During some free time in the conference programme, I went off to explore the city by myself, and I chanced upon the Museum of the Occupation of Latvia - which charts the chilling story of the place and its people, between the years 1940 and 1991.

During those fifty one years, Latvia was occupied three times: first by the Soviet Union; then by the Nazis, who drove out the Soviets; and finally again by the Soviets, when Nazi Germany was defeated at the end of the Second World War.  Each wave of occupation took a heavy toll on the Latvians, including the country's Jewish population, which was wiped out.  By the end of that fifty one years of occupation, Latvia had lost a third of its population: hundreds of thousands had perished as a result of political murder or genocide; others had been deported to Gulags or had fled the country as refugees.  The scale and the extent of the bloodshed and the brutality was hard to take in.  But its consequences were still readily apparent in some of the people I met, and the stories they told.

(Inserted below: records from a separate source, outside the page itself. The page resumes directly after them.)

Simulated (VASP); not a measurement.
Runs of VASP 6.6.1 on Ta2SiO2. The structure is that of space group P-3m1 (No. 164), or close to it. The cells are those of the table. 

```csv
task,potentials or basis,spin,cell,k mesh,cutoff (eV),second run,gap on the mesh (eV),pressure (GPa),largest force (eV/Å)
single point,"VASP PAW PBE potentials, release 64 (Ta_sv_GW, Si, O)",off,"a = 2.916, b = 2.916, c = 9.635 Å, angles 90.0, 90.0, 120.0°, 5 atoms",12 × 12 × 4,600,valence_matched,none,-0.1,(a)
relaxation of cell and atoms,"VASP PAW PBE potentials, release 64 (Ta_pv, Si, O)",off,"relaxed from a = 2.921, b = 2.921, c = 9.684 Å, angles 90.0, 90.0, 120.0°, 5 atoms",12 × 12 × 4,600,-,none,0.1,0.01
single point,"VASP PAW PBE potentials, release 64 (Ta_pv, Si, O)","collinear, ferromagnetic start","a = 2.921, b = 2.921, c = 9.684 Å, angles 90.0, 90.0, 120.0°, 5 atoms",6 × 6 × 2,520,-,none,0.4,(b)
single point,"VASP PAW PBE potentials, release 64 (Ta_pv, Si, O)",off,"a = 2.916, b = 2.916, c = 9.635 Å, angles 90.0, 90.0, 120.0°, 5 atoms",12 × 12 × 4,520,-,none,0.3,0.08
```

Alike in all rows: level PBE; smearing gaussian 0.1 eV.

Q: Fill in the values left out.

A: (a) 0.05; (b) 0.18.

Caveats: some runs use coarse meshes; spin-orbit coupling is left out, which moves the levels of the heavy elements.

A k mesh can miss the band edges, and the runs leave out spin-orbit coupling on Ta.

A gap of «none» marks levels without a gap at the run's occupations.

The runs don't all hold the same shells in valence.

During the final period of occupation, which ended when Latvia gained its independence in 1991, religious expression of any kind was effectively banned.  During the 1960s many Latvian churches were appropriated by the state; the Lutheran Cathedral in the centre of Riga was taken over and used as a concert hall.  Christians lived under constant intimidation and threat of persecution.  I encountered a man who had lost his teaching job when he was seen leaving an act of worship; and another who had served a long jail sentence for distributing Bibles.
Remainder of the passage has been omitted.